Indian Rupee has caught some early bids against the greenback on Monday and closed the trading session at 70.757 after it failed to break below the key intraday support level 70.570. No noticeable developments have been spotted as the market keeps quiet in the absence of any significant macro economic factors to have the potential to generate some volatility. In the absence of fundamental data, we can expect the USD/INR exchange rate to be more sensitive to the technical levels.
The Indian Rupee is also caught in the US – China trade war, which lately has seen some positive progress. This new macro development should have helped the Indian Rupee to escape the current price range. However, until a definitive deal is reached between the two economies, we can expect these macro themes to put some weight on the currency exchange rate.
Indian benchmark indices NIFTY 50 was closed on Monday due to assembly election in Maharashtra. Last week NIFTY 50 settled at 11661 registering a gain of 326 points. The domestic equity market surged over 5.34% in the course of the last two weeks. The strength seen in the domestic equity market index can promote more risk taken from abroad investors, which in turn can fuel the USD/INR exchange rate to make a decisive break to the downside.

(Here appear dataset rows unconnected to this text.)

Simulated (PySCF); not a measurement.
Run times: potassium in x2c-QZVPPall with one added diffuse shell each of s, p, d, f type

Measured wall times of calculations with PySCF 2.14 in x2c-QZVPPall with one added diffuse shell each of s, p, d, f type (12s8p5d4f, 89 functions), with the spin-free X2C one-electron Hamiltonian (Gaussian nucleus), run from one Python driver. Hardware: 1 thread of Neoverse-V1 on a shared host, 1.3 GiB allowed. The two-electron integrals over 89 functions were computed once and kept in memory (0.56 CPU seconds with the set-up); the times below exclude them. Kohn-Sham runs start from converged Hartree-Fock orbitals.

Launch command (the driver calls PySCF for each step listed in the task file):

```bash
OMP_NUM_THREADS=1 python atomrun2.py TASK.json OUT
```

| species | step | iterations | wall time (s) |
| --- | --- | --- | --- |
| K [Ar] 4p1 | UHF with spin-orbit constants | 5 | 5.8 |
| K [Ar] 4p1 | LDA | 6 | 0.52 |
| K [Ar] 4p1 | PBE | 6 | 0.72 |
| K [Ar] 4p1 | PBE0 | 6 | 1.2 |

If we track the Indian Rupee year-to-date performance, we find that the exchange rate is only slightly lower against the US dollar. The Rupee has weakened only by 1.93%.
USD/INR Technical Pattern
The technical outlook for the USD/INR in the short-term remains range-bound unless it either manages to break below the key support level 70.500 or above the key resistance level 71.340. More importantly, the 200-day moving average is the line in the sand between the bulls and the bears.